In order to get the mean value of column 1 (or any other) you type:
$ awk 'BEGIN{s=0;}{s=s+$1;}END{print s/NR;}' file
In order to get the standard deviation of column 1 you type:
$ awk '{sum+=$1; sumsq+=$1*$1} END {print sqrt(sumsq/NR - (sum/NR)^2)}' file
or
$ awk '{delta = $1 - avg; avg += delta / NR; mean2 += delta * ($1 - avg); } END { print sqrt(mean2 / NR); }' file
The second option is working better with large numbers of data, without having the possibility for overflow.
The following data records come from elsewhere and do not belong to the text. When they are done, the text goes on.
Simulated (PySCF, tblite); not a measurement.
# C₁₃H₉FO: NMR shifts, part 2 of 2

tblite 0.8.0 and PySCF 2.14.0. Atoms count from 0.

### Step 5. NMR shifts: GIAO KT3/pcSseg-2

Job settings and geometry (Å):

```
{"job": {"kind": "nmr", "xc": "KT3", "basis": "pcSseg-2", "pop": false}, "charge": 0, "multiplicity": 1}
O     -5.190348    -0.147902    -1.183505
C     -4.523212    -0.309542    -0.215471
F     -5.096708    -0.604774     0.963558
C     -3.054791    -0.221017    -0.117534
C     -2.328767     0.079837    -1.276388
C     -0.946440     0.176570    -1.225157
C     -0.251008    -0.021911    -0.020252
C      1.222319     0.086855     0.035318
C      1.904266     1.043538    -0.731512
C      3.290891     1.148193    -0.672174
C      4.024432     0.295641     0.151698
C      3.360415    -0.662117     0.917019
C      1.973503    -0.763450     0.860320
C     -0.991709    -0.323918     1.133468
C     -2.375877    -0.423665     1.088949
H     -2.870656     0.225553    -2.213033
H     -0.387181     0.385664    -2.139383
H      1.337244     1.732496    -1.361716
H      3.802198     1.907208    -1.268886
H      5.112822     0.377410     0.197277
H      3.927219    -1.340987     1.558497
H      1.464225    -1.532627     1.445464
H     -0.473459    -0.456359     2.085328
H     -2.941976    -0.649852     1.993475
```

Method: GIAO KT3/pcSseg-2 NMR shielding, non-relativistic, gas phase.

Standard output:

Sources: utah.edu/awk , commandlinefu.com/standard deviation with awk
I replaced NR with (NR-1) to get the right result
awk ‘{delta = $1 – avg; avg += delta / NR; mean2 += delta * ($1 – avg); } END { print sqrt(mean2 / (NR-1)); }’ file
Indeed! Thanks for the input.
That’s only if it’s a “sample” standard deviation (i.e. the data does not represent the entire dataset).
Indeed! The (N-1) is the sample standard deviation when we do not know the population, while putting simply N means that we know all the examined population.
Thanks for pointing out, as this was written a lot of time ago!